Thursday, March 26, 2015

Cars That Drive Themselves - Why???????

The sole intent is to control the driver.  Report on the drivers action in real time for black box recording and/or real time transmission of all data regarding the operation of a vehicle.
  
Ford cars slow when they see speed-limit signs

The initial title of this blog entry was Driver less Cars - Why?  What is the point?  I picture a driver less car where the drivers devotes full time to the browsing the Internet while the car takes them to the destination.

The most stupid idea I can imagine!!!  However, nothing can be this stupid and have so much money invested in it without a purpose.

What is the purpose?

The cars will not be driver less.  The driver will sit behind the wheel, eyes on the road always ready to take command and control to over-ride the autonomous self-driving operation.  In the event of an accident caused by the driver failing to take control of the situation to exercise good judgment?  What will the driver say regarding their ultimate responsibility for safe operation?

The car made me do it?

Maybe it did.  Maybe the exact cause can be found in the failure of hard-ware and software systems designed to control the car and the failure could not be corrected by the driver within human response time of wet-ware and judgment application response time.

On the other hand, hardware and software systems designed to drive a car without constant human control (like speed control on steroids) will probably be less error prone than the average human driver.  For example:  Aviation accidents are investigated thoroughly.  Automated command and control systems operate the aircraft but most often the conclusion is that the accident was caused by pilot error like putting the wheels down on an amphibian aircraft when intending to land on water.  I am on the waiting list for delivery of an Icon A-5.  Land or water landing an the associated aircraft configuration is an important judgment decision.
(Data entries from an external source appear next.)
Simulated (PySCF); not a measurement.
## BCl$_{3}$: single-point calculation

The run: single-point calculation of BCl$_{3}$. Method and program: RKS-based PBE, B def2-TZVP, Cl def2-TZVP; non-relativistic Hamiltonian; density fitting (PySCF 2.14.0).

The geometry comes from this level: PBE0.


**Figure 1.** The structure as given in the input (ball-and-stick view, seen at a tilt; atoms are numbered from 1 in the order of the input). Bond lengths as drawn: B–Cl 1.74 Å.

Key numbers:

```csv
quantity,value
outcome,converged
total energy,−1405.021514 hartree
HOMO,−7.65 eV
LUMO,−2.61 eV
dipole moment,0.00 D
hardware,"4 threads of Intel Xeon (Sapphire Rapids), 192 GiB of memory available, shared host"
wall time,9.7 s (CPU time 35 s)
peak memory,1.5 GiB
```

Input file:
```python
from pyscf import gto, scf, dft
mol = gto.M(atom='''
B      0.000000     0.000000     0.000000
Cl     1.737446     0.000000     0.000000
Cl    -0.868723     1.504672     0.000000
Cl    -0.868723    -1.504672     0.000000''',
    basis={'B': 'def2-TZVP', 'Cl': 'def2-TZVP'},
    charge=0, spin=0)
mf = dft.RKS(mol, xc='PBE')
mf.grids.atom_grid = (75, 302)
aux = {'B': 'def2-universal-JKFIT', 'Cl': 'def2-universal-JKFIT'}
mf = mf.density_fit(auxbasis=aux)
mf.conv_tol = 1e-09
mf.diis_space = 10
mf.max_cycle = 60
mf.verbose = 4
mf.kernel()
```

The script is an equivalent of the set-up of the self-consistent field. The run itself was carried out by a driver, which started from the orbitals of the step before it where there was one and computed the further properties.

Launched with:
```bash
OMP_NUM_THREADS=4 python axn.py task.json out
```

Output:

I am becoming convinced here that the true purpose is not to create a driver less car and demonstrate is feasibility by controlling the car  from coast to coast or anywhere else without a human in the car but to ultimately place hardware and software systems control over the human driver of the car as well as recording for information generation purposes all actions the driver takes and the time and spatial environment in which they were taken.

This link is an excellent example of what I mean.  The Progressive Insurance dongle is another example that I have blogged about.  So is the Oregon plan to charge for road usage by mileage driven rather than a gasoline tax.  A plan that I have also blogged about.  So are the patents that Google holds on drawing and recording extensive information from automobile computer systems.

The sole intent is to control the driver.  Report on the drivers action in real time for black box recording and/or real time transmission of all data regarding the operation of a vehicle.

There will never be a car that drives around without an occupant.  Not even to drive itself up to a house to beep a horn or play the copyrighted tune that says your pizza is here.

The sole intent is to control the driver.  It is not to control the car.

That is such a good bottom line that I am going to leave it at the bottom but copy it and put it on the top as well.  It is the start and end of the most important answer to the subject question.  The follow on question is:  Why don't we see readily what the real purpose is when the simple term used to describe to idea is "Driver less car".

My spell checker tells me that "driverless" is not a word.  Therefore I use "driver less" which is a good term.  It means that the human driver will drive less and be monitored more.  Someday I expect that "driverless" will creep into the lexicon and be accepted as a legitimate word.  However, "monitored more" will never become "monitoredmore" as applicable to a human driver.  It is a clever framing of the issue that disguises the fact that the temperature of personal monitoring is approaching the boiling point without our recognition that we are being boiled.

Perhaps live lobsters would feel less pain if the same was applied to them rather than immediate immersion in the boiling water.  In either case they have no control over the process that leads to a conclusion.

An interesting comment I read at a later date:

"We are all beta testers for robots."